U.S. West Texas Intermediate and international-benchmark Brent crude oil futures are trading mixed while giving back most of their earlier gains. Early in the session, both futures contracts were supported by the American Petroleum Institute (API) weekly inventories report that showed a larger than expected decline in weekly stockpiles.

The U.S. futures contract rallied to its high for the week, but the international-benchmark posted an inside move. This was expected because the API released data on U.S. inventories. Furthermore, the U.S. contract ran into resistance at a key long-term technical level at $59.70, and the Brent contract fell well short of its resistance, the 200-day moving average.

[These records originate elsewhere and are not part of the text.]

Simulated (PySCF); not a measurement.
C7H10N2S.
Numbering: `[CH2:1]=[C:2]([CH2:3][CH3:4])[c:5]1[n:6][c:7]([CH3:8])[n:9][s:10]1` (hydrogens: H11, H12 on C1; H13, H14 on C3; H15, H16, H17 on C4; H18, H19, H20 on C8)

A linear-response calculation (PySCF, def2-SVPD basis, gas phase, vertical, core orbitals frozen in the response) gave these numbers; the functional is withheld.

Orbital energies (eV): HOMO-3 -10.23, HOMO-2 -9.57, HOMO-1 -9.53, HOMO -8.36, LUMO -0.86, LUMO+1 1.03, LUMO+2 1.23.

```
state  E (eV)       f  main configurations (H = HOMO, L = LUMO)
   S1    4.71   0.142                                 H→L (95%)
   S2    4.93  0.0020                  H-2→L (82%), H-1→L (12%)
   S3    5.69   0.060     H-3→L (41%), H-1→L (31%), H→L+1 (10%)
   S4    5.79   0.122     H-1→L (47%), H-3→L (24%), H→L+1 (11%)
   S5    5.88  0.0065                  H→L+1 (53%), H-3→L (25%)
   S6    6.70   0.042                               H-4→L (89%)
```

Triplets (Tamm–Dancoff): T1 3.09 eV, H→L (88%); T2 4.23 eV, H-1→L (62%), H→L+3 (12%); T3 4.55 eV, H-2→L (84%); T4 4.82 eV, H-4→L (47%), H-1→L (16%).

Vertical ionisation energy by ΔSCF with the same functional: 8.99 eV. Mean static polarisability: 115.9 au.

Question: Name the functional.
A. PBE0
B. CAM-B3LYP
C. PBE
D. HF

At 10:35 GMT, July WTI crude oil is trading $59.02, up $0.21 or +0.37% and August Brent crude oil is at $67.57, down $0.30 or -0.49%.

American Petroleum Institute Weekly Inventories Report

The API reported a large draw in crude oil inventory of 5,285 million barrels for the week-ending May 24. Analysts were looking for an 857,000-barrel drawdown. Pricing in this week’s draw, the net build is still bearish, coming in at 26.65 million barrels for the 22-week reporting period in 2019.

The API also reported a build in gasoline inventories for the week-ending May 24 in the amount of 2.711 million barrels. Analysts were looking for a draw in gasoline inventories of 528,000 barrels for the week. Distillate inventories fell by 2.144 million barrels for the week, while inventories at Cushing, Oklahoma fell by 176,000 barrels.

Overall Outlook

Crude oil prices continued to be underpinned by the OPEC-led supply cuts and U.S. sanctions against Iran and Venezuela. However, gains were limited by worries over a global economic slowdown and lower demand because of the on-going trade dispute between the United States and China.

Daily Forecast

Today’s U.S. Energy Information Administration’s (EIA) weekly inventories report is expected to show a 900,000 draw. A larger-than-expected decline could trigger a short-covering rally, while an unexpected build would likely drive prices lower.

WTI prices continue to be capped by a major, long-term 50% level at $59.70 and the 200-day moving average at $60.56. The best value area is $55.32 to $52.70.

Brent crude oil resistance is the 50% level at $67.60 and the 200-day moving average at $68.56. On the downside, the best value area is $62.93 to $60.32.

Barring any unexpected news regarding U.S.-China trade relations, the price action today is likely to be dictated by the EIA report.